Train Wreck Girl by Sean Carswell
Carswell, Sean, Train Wreck Girl. San Francisco: Manic D Press. 2008. paper,ISBN: 978-1-933149-21-9
Before I go any further, know that Train Wreck Girl will easily be one of the best novels of 2008. At 20 pages in, the earth paused. I remained absolutely entranced through the final page. Novels like this don’t happen very often, so pay attention.
Train Wreck Girl poses as a fairly straightforward story of a man traveling cross-country to flee his past, returning years later, only to re-immerse in all that he tried to originally escape. He’s outgrown this childhood town of Cocoa Beach, FL, but only in width. The slug line describes the narrative beautifully: One man’s quest to figure out what to do with his life now that it is too late for him to die young.

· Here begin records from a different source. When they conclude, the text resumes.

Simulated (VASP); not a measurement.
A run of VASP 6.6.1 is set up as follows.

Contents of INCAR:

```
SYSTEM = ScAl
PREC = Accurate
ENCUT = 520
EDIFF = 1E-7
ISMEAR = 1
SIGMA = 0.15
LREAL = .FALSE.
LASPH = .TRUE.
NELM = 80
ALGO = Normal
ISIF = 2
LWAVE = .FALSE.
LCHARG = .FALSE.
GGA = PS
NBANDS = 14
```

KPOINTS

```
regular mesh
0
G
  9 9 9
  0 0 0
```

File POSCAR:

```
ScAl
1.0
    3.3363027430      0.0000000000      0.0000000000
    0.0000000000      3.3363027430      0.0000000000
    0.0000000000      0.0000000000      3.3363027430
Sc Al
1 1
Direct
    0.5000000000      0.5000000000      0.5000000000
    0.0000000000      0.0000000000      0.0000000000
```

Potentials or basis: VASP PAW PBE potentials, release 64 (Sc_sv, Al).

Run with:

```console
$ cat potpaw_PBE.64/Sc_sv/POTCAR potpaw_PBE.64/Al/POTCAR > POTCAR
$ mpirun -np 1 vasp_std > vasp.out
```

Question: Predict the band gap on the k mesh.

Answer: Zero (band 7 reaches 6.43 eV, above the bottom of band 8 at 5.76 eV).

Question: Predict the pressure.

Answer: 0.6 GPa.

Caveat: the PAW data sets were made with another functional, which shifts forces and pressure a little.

Beyond the immediately arresting imaginative structural elements (the first chapter is told as a countdown to New Year’s, 1999; some following chapters are told as itineraries outlining the protagonist’s day life) is a narrative so beautifully balanced between plot and character that it wasn’t uncommon for me to breeze through 50 pages without realizing a single blink.
The protagonist, Dan, for example, is a poor, seemingly uneducated man, yet carries an impressive cultural awareness that artfully dodges the dirty savant trope so common with “hard life” literature:
She called me white trash. Which hurt. The “trash” part I can take. But I don’t know why she had to throw “white” in there. [pg. 18]
Or this observation, when introducing two of the narrator’s old friends:
Marigold wore a ring on her left ring finger. Christian didn’t. I took that to mean they were engaged. [pg. 45]
It is this uncanny ability to completely mine a character with initially apparent minutiae that allows Train Wreck Girl to avoid so many potential pitfalls into character-generic cliché. This could have easily been a simple crime novel, a straightforward road trip story, or even a terrible love story. But it isn’t. Perhaps it is this very ability to tease, while simultaneously comforting the reader that carries the novel.
Here’s the ultimate test of a successful novel: can the story humanize a scene involving people farting on a corpse? Train Wreck Girl can, and does.
“Dirty savant trope.” Nice. It’s often as if authors WANT to write lower-class characters, yet are afraid those inherent linguistic limitations will reflect on their own literary abilities somehow, so they have to find some way to still get their verbosity in. But I like the way you say it better.
Hard to pull off, definitely, to impose faith in idiot characters and in you, the author, simultaneously.
Maybe “dirty savant trope” will show up in the NY Times crosswords someday; 15 Across: another name for strangely intelligent mainstay character at a bar.